IN THESE CRAZY DAYS, TAKE A FEW MINUTES AND GO ENJOY NATURE, TAKE A DEEP BREATH, AND DRINK IN THE BEAUTY OF DALLAS BLOOMS!
February 29–April 12, 2020
Dallas Blooms is one of the largest floral festivals in the Southwest, with over a 100 varieties of spring-blooming bulbs exploding with color and 500,000 tulips, plus hundreds of thousands of other spring flowers that will dazzle you.
A Dirty Job turns into Dallas Arboretum’s Spectacular Spring Festival, Dallas Blooms!
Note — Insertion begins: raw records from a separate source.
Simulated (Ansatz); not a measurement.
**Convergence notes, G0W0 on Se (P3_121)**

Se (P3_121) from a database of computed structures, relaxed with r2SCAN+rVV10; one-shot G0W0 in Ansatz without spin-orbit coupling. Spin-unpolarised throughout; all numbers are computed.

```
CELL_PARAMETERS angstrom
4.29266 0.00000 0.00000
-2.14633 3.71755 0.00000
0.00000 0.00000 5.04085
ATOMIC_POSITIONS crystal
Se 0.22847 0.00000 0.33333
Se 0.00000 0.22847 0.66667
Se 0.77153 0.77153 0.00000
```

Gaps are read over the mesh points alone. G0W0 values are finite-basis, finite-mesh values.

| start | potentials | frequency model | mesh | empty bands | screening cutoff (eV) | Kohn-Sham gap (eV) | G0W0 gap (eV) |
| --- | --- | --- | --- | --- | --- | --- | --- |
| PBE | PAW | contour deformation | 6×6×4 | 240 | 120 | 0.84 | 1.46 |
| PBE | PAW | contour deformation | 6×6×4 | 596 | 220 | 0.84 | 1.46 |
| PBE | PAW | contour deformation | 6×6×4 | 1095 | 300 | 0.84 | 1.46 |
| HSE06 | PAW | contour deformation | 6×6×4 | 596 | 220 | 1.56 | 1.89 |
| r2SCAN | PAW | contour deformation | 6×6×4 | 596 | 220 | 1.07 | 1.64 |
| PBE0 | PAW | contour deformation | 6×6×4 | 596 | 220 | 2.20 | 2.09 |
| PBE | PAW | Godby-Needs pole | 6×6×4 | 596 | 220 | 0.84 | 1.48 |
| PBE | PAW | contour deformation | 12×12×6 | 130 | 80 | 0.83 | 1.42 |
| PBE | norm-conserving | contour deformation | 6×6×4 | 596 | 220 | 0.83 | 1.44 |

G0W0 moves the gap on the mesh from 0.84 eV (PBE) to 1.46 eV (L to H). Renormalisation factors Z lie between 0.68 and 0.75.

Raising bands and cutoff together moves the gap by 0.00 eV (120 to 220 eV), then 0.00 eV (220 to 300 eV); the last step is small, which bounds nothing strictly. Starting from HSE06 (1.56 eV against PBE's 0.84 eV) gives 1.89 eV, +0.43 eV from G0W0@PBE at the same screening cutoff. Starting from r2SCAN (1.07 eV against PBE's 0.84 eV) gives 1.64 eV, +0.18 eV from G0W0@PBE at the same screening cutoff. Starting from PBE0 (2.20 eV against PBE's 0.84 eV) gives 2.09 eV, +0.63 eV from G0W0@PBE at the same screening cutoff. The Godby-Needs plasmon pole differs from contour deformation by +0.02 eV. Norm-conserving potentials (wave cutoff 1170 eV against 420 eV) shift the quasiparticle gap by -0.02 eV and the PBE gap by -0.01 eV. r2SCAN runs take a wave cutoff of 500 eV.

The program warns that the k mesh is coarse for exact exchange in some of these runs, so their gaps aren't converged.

The Dallas Arboretum and Botanical Garden’s horticultural staff, with the help of up to 30 additional seasonal gardeners, are laying out and planting more than 500,000 spring-blooming bulbs throughout the 66-acre garden. As one of the city’s dirtiest jobs, these gardeners know that their hard work will result in the most spectacular floral festival of the year, Dallas Blooms, themed The Sounds of Spring, which debuts February 29 and runs through April 12, 2020. Planting bulbs is an integral part of the gardening cycle, and it takes 65 Arboretum staff members to plant and produce the beautiful floral displays each spring. The bulbs are ordered from Abbott Ipco, and it takes roughly 11,560 man hours to plant them. The horticulture team begins by amending the soil and removing existing mums and other fall plants, adding compost, broadcasting bone meal- bulb fertilizer with a hand spreader, and adding blood meal to keep away squirrels and birds.
“Bulbs need to be chilled in a paper bag stored in a refrigerator for four to six weeks before planting, and soil temperatures need to be 50 degrees or lower when planting the bulbs to ensure the tulips don’t bloom too early,” said Dave Forehand, vice president of gardens. The Dallas Arboretum horticultural staff plants the bulbs in staggered rows, spaced three to six inches apart, depending on the type of bulb. Other spring-blooming annuals and perennials, such as pansies, are planted four inches down from the bulbs so the beds appear fuller and burst with splashes of different colors. The final step in the process is upkeep.
Forehand added, “Remember that you don’t have to fertilize or water as much in the winter, but will need to more in spring because as the sun begins to warm and dry, the bulbs will grow more quickly. Watering before a freeze insulates the plant and saves it from freezing, so always water, if a freeze is predicted. Pansies, kale and poppies survive a freeze so you don’t have to cover. The types of spring-blooming bulbs being planted include a wide variety of tulips, daffodils and hyacinths, in addition to 100,000 pansies, violas and thousands of other spring-blooming annuals and perennials.”
From now through December 20, visitors have the opportunity to witness bulb planting throughout the gardens as they wander through The 12 Days of Christmas and the new Arboretum Christmas Village, on display through December 31.